How do historians verify the validity or accuracy of oral histories?

by KoloheBird

There are thousands of cultures whose historical identity was/is bound up in centuries of spoken stories passed down through generations.

Migrations, war and famine can fracture and scatter those societies. Politics and personal motives can skew the stories to favor those in power. Modern and/or Western translation methods can leave so much lost in translation. And finally, the translator's edits can add another layer of bias and misrepresentation.

How, with all of these factors (and more I've surely missed), can we verify the accuracy and legitimacy of oral histories?

I'm asking for personal and professional reasons. I work at a museum and though I'm only an attendant, my job means I interact with the public a lot. Some visitors can be skeptical of some the more anecdotal information given.

So how are oral histories studied, investigated and then verified as factual? (I know 100% factual is nearly impossible)

MikeOfThePalace

The same way you investigate anything else, really. Look for corroborating evidence. Oral history alone basically proves nothing. So you look for documentation (the more contemporary, the better), or archaeological evidence, or anything like that.
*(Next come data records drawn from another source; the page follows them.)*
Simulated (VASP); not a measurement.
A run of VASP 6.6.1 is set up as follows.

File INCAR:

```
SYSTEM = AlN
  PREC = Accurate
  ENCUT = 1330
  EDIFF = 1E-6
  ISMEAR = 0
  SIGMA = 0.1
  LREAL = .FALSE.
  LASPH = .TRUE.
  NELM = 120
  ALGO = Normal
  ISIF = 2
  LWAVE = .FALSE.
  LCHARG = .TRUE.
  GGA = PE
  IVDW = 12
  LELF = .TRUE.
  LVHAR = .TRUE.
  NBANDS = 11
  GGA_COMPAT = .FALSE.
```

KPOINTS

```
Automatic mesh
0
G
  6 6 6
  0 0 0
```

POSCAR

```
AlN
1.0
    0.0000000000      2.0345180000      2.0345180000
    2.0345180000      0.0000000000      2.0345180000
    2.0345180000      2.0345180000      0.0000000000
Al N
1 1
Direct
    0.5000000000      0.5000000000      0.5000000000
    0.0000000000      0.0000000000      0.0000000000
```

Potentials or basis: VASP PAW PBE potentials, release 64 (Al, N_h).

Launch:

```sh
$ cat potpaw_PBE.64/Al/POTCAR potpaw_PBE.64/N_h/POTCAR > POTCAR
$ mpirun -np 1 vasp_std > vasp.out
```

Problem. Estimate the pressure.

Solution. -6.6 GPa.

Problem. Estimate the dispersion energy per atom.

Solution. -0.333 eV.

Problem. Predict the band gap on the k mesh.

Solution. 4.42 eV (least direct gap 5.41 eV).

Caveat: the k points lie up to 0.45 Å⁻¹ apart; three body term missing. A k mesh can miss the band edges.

This is true even when talking about eyewitness accounts, rather than stories passed down through generations. Take the example of video testimony given by Holocaust survivors. Often it was recorded a few decades after the events that happened, and it is very, very common for aspects of the testimony to be flat-out wrong. They'll contradict themselves, or remember events that we know did not happen. Human memory is very fallible, and any trained historian will know to keep that in mind.

But this is not to dismiss the value of oral histories, however old they are. There is a great deal to be learned from them, even when verification is completely impossible. Going back to Holocaust testimonies; for many portions of the testimony, verification is simply not a possibility, for any number of reasons. Say the survivor is describing an even where he or she was the only one to survive (which is common enough). Even without proof, we know a great deal about the type of events that occurred during the Holocaust, and we can know whether what they are describing is typical or not.

Finally, translation: it is always, ALWAYS preferable for historians to look at sources in their original language. I guarantee you that at some point in their careers, every single historian has cursed their stupidity in choosing to study a subject in a language that's not their native one. Take the Holocaust. If you want to study the Holocaust from the perspective of Jewish history, you need at a bare minimum to know Hebrew, Yiddish, and German, and probably at least one more language (Polish, Russian, Hungarian, etc) depending on what precisely you're studying.

EsotericR

I can only really speak for the methodology used in pre-colonial African history, I've never studied any other oral societies. There may be differences but I imagine a lot will be the same. When dealing with Oral histories, historians will obviously always keep in mind the same source related factors that one would bear in mind when dealing with most sources. Questions like: why was this history recorded? Who recorded it? Who had and and who has a vested interest in the propagation of this history? No historian is going to simply take any primary source at face value. Furthermore, Oral histories are rarely used alone, just as one wouldn't base a research paper from a single written source, one wouldn't base a paper on a single oral tradition.

When recording an oral history Historians will rarely take one persons oral history down and leave it at that. Most of the time the historian will travel around various settlements and take down as many oral histories as possible from as many different people as possible. Then, the historian will attempt to synthesize the oral histories to create a reasonable narrative for events. The official royal oral history of the Bemba for example is very different to that of the Bisa, a people whom were conquered by the Bemba in the early 19th century. By looking at as many angles as possible a historian can hope to get as close to the truth as possible.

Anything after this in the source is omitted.